Dr. Jong-Shinn Wu started by positioning Taiwan’s current capabilities in space among other countries using data analysis. He then used Japan’s JAXA Hayabusa spacecraft as an example to discuss the rapid development of space technology in the past 15 years. The key to the current new space era is the successful recovery of rockets by the famous private rocket vehicle company, SpaceX, which significantly reduces the cost of launching satellites. He also mentioned that the funds invested in the space industry in recent years are doubling, showing that the “new space age” is not just a buzzword, but an unstoppable trend.
Dr. Jong-Shinn Wu led the audience to review past projects completed by NSPO to showcase Taiwan’s past efforts to build strength in the space field despite limited resources. He also took the opportunity to introduce TRITON (Wind-Hunter) weather satellite, which will be applied in 2023, and the B5G low-orbit communication satellite system, which aims to support domestic businesses and improve communication resilience, as well as the FORMOSAT-8 optical remote sensing satellite system, which he currently presides over. These projects demonstrate Taiwan’s increasing commitment to space and show that the government highly values them.

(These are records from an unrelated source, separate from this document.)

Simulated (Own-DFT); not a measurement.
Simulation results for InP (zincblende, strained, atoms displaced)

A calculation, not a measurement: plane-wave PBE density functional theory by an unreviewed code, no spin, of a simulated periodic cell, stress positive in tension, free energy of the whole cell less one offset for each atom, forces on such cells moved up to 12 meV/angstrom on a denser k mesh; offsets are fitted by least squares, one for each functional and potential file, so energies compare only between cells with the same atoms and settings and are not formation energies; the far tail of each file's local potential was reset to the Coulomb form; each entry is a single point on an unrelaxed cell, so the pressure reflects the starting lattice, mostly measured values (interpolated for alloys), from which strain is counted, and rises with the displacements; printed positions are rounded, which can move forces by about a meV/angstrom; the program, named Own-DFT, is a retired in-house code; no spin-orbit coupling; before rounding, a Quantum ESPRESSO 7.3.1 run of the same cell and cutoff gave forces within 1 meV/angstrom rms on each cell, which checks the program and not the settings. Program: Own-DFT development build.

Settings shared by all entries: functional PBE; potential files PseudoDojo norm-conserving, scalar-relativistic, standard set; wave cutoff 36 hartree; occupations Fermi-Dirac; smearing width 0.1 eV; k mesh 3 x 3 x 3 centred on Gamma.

Finally, he introduced the future plans for NSPO after it is upgraded to a statutory organization and renamed as Taiwan Space Agency (TASA). After the upgrade, TASA will have a higher budget and will become the highest authority in leading the development of Taiwan’s space industry. In addition to establishing a Space Transportation Affairs Office to research and develop launch vehicles, additional departments will be established to facilitate industry communication and support startups. Through such incubators, not only can the center’s internal personnel use key technologies to start businesses, but it can also guide startups in the academia-industry collaboration, thereby expanding Taiwan’s space industry.